You and Drivel have misunderstood what I have written. It is not
nonsense, it is common sense.

If the boiler thermostat fails in the ON position, the temperature of
the water will quite likely exceed 100 degC. The water in the boiler
will boil, producing steam. This happens. Your heating system will THEN
be pressurized by the steam and the steam pressure will become greater
than the static pressure provided by the head of water in the F&E tank.

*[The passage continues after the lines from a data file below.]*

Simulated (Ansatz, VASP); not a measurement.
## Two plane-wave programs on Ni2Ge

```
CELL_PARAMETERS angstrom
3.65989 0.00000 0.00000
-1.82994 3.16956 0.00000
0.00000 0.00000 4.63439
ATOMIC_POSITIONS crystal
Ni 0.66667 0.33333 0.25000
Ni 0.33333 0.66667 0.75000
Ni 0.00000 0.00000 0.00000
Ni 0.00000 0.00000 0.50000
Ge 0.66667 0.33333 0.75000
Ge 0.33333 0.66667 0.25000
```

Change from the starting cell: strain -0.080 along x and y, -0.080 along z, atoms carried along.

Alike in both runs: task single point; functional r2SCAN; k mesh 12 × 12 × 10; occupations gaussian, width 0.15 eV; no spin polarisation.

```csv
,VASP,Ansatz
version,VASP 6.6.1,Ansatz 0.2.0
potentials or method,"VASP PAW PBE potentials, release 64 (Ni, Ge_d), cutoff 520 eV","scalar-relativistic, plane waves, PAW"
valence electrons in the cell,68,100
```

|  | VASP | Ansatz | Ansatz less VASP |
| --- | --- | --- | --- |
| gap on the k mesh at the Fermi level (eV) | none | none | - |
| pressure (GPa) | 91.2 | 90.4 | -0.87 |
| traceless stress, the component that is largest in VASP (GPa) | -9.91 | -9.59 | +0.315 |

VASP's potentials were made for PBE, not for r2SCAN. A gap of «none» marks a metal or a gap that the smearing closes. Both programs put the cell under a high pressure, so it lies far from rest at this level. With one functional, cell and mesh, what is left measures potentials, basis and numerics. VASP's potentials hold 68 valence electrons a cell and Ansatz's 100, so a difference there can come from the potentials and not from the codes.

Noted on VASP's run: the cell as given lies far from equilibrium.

The water in the heating system will be pushed up the cold feed pipe
into the F&E tank. It will be pushed out rapidly, probably faster than
the F&E overflow pipe can remove it. There will be no water in the
boiler and it will continue firing.

This assumes that the cold feed pipe is clear and that there is not a
stopcock (acting as a non return valve) fitted to it. The cold feed on
my heating system was totally blocked with limescale when I bought the
house. This is a common fault. I had to cut out the tee and replace it.
There had been a longstanding leak from the heating system through the
coil in the indirect cylinder.

With a non-fubarred system, such a failure would cause steam to be
blown out of the open vent, but cold make-up water would enter the
system through the cold feed. This could continue indefinitely.

You can't get 2-way flow (steam up & water down) in one pipe, which is
probably what Faber & Kell were referring to. Their book (20 years
since I had a copy) deals with commercial installations on which such a
combined CF &OV would be inadvisable.